Passionfruit & Coconut Mini Cakes


I know that somewhere on this blog I said that I like to follow the seasons with my choices of food and that summery strawberries don’t work for me in winter. That is still the case but there are some exotic fruits I make an exception for, the passion fruit for example. After all, no season in England is ever warm enough for passionfruits. I’m sure there are seasons for passionfruits, depending on which country England imports them from but they do seem available all year round and at the same price, so I can’t feel too seasonal for the lovely passion fruit.

As a quick morning treat, I often have the tangy juice and crunchy passion fruit seeds simply spooned over creamy Greek yoghurt, sweetened with honey. And when I was looking for more ways to use passion fruits in other brunch treats I came across some little passionfruit and coconut cakes that I want to introduce you to.

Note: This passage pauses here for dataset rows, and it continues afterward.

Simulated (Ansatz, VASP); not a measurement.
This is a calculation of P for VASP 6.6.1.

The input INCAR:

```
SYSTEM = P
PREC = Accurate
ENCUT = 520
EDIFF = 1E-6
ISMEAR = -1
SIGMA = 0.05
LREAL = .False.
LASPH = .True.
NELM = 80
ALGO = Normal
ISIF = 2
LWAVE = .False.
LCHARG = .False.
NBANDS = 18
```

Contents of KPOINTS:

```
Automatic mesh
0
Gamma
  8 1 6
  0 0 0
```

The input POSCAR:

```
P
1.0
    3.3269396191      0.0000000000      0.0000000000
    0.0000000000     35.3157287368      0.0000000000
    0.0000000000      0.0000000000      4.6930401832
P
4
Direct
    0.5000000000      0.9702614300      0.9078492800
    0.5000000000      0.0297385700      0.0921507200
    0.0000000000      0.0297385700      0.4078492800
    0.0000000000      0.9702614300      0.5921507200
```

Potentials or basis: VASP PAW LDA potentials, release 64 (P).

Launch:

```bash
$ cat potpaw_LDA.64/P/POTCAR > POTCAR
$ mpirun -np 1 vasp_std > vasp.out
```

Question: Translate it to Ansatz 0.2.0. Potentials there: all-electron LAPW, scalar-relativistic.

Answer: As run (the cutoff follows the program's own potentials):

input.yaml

For starters, they look rather cute. I really like this idea of turning muffins or cupcakes upside down (as I did with my almond and cranberry mini cakes) and ice the smaller end of the cakes for a different look.

The cakes themselves contain creamed coconut, which makes them really moist but with an extra depth of coconut, which of course is also quite oily so they are probably rather high in fat but the good one… I hope!

And the frosting in the original recipe is what makes them particularly tasty, assuming you like coconut, as it uses coconut cream rather than butter. This coconut cream icing is the one on the pictured cupcakes above but if you want them even more refreshing you could go for a glazed icing, made from icing sugar and passion fruit juice.

Either way, they’re a popular cupcake alternative, especially in the morning when proper cupcakes are too much to digest for most people (not me, of course).

Recipe adapted from

For 12 mini cakes you need:

  • 125g butter or margarine, at room temperature
  • 180g sugar
  • 2 eggs
  • 100g self-raising flour
  • 50g coarsely grated creamed coconut (creamed coconut comes in a block, so you’ll need to grate 50g of the block)
  • 80ml coconut cream (this comes in cans and each time I open a can, I find the solid coconut separated from the fluid, so make sure to stir them together again before measuring out your 80ml)
  • 3 passionfruits

For the coconut icing:

  • 250g icing sugar sifted
  • 4 tbsps coconut cream

Alternatively, for the passionfruit icing:

  • 150g icing sugar
  • 3 tbsps of passion fruit juice

Preheat the oven to 180 degrees/gas mark 4 and grease a muffin tin and dust it with a little flour.

Cream together the butter and sugar until light and fluffy then add the grated coconut and beat again.
Add the eggs and self-raising flour and mix well.
Lastly, stir in the coconut cream and the pulp from the passionfruits.

Fill the muffin tray – ideally the mix should go about 2/3rds up in each muffin case – and bake for about 25mins until golden brown on the top and springy to the touch.

Leave the tray to cool down for about 10mins, then remove the cakes with the help of a knife and turn them out upside down, that’s with the smaller side up, and allow them to cool completely.  

When the cakes are cold, mix the icing sugar with about 4 tbsp of the coconut cream. You may need a little less or more, depending on how thick you want the icing to be (if you want the icing to drizzle down a little like on the pictured cakes above, go for a custard consistency).

Drop around a teaspoon worth of icing on top of each cake and, if you wish, tip the cake to its sides to allow the icing to drizzle down the side.

Alternatively, for the passionfruit icing, stir half the icing sugar in the juice and once it’s incorporated, stir in the rest. Spread a teaspoon worth of the icing, with the back of a tablespoon on each cake and let it harden.